3 Install Onyxia¶
Once we have installed the k8s cluster with reverse proxy, we can start to intall Onyxia
3.1 What is Onyxia?¶
Onyxia is a web application that provides a catalog of service that help users to run supported services on a k8s cluster. For now the catalog contains maily data oriented services (analytics, data viz, machine learning, etc.). You can find the official git repo of Onyxia here.
Onyxia contains two main components:
- onyxia-api, in charge of the API of Onyxia (wrapper for k8s api for helm install).
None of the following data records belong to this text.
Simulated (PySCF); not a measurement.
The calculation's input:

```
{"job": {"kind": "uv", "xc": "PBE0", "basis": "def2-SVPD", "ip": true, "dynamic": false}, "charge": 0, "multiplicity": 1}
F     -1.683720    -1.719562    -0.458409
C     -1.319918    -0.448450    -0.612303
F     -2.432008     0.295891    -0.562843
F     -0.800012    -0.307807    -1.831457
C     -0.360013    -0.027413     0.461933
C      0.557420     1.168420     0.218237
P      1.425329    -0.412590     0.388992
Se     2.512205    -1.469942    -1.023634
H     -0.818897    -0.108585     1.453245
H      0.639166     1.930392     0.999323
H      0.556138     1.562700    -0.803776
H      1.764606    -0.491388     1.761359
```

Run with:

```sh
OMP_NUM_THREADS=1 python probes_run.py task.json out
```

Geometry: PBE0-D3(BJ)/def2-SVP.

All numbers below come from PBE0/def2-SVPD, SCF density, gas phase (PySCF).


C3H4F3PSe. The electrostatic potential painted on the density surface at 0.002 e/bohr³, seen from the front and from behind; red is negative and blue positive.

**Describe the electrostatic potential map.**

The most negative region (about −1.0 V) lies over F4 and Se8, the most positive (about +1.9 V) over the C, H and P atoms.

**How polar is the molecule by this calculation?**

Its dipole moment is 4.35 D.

- onyxia-web, in charge of the UI of Onyxia.
3.2 Why Onyxia?¶
The services in Onyxia catalog can be deployed into any k8s cluster even without Onyxia. But configuring and deploying these service via command line tools is not very user friendly for data professionial such as analyste and scientist. Onyxia provides a user friendly web interface which abstract the complexity of managing services in Kubernetes cluster. It can allow data scientists to focus on data analyzing task other than k8s cluster exploitation.
3.3 What service Onyxia provides?¶
- Quick and easy deployment of all service in catalog (e.g. jupyter, r-studio, mlflow, etc.). Api calls on helm install.
- All course available in the formation page.
- Flexible resource configuration on all services (e.g. CPU, GPU, RAM, and disk (ephemeral or PVCs)).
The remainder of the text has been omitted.